Ok, you said you wanted every angry entry, to know why every tear was shed, why every idea was dismissed or acted on, what wounds I carry and who I cannot forgive.
The most sacred of all the things you will become privy to are my hopes and my fears.
If you run away from me after all the ugly truths, then my own words have betrayed me and nothing or noone else.
If I drive you away from me, I will still have children and family but I will be left with nothing…because I will have nobody to go to when I need to be loved. Without you, life is all give and no take for me. I give and don’t take from most people. YOU are the only person I can take from. It is the water from YOUR well that gives me life.
All of that is romanticized.
The truth is this. I can lay it bare.
I don’t want our love to die. I don’t want our love to become something that doesn’t give YOU life.
I don’t want to lose the bond, the romance, the intimacy, the sexy way you make me feel, the comfort of your arms and your words, your smell, your taste, the sound of your voice when my eyes are closed and the spell it invokes when they are open and fixed on your face.

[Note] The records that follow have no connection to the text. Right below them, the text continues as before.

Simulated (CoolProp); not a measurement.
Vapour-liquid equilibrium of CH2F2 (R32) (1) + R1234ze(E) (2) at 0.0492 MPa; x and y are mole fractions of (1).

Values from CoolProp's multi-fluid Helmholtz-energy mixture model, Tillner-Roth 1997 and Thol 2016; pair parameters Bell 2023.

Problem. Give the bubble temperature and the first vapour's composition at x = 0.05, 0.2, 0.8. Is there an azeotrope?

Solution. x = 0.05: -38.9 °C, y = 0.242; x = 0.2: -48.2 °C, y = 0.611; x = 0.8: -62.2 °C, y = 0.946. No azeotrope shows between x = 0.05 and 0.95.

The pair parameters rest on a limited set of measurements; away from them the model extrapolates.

And you would stand to lose someone that sees only the good in you, someone who sees you in the light you deserve, as a lover and a hero to the unfortunate. You would stand to lose the person in whose life you have made the greatest impact and where the purest of love and attention would be bestowed upon you by a selfless person who will never see your face as anything other than handsome. You would stand to lose the reciprocal care of the woman whom your love wholly changed.
Here’s what I think…
You’d be more likely to LOSE your way long before you’d RUN away.
But if you do, I’m gonna skip all the emotional bullshit and go straight for your weak spot.
Black Boots, bound titties and a butt plug…that will lure you back home.